Friday, April 18, 2014

The Berenstain Bears- Gender Roles-Mama Bear


The type of criticism that I am most interested in within the context of children’s literature is gender criticism. More specifically, criticism of gender/sex role stereotypes found in literature.  An article by Lisa Rowe Fraustino in our week three Electronic Reserve Readings, titled The Berenstain bears and the reproduction of mothering discusses this type of criticism. I find this very interesting because I grew up reading The Berenstain Bears. 
This article really opened my eyes to the gender stereotypes that are present in my all-time favorite series of children’s books, The Berenstain Bears.According to Fraustino: “These sex role stereotypes and the plots they play have contributed to ‘the reproduction of mothering’ in the next generation at a rate Nancy Chodorow might have found unimaginable when she coined the phrase in her seminal 1978 text”(2007). 
Fraustino goes on to say that, “Women who repeatedly write, illustrate, publish, sell, buy, teach, and read picture books that depict stereotypical gender patterns, to borrow Chodorow's words, ‘contribute to the perpetuation of their own social roles and position in the hierarchy of gender’”(2007). Fraustino concludes her article with these statements: “Parents listen to Mama and Papa” and “perhaps literary critics should, too, the better to influence the ever-ready Berenstains” (2007).
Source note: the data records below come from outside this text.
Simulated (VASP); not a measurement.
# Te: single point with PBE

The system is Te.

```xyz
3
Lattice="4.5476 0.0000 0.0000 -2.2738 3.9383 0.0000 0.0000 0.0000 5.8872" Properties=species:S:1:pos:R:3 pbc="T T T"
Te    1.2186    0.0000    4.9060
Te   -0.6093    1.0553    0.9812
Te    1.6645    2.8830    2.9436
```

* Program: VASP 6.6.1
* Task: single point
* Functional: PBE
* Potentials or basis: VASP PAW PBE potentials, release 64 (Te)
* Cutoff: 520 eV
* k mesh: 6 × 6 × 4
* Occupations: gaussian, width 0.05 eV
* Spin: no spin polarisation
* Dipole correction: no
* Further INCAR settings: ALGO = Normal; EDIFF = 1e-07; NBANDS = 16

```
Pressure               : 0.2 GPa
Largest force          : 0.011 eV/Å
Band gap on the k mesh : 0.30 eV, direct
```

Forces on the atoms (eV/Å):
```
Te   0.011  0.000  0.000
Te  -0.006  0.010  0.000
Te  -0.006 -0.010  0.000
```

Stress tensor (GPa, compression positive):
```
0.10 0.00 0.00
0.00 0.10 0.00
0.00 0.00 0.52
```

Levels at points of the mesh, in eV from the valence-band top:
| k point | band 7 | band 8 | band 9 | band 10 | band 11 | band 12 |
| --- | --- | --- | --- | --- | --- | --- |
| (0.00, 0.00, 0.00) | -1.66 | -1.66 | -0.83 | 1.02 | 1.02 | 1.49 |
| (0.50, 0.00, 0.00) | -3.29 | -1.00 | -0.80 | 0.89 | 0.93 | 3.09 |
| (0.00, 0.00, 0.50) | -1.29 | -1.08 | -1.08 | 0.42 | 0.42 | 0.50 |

This has made me think about why I am, the way that I am. Ever since I was young kid, I’ve felt that its’ my job to keep everything neat and tidy around the house.  No lie, when I would go over to my friends’ house I would clean and organize their playrooms. I remember their moms’ surprised facial expressions, when they would come up to check on us. I also remember asking my mom for my own personal vacuum cleaner to keep my bedroom’s floor spic and span at all times. She bought me a portable one and I was way too excited about a vacuum cleaner, for a kid.

Did Mama Bear brainwash me into thinking that its’ my duty to keep a clean and tidy home? Or, is the saying "a clean home is a happy home" true?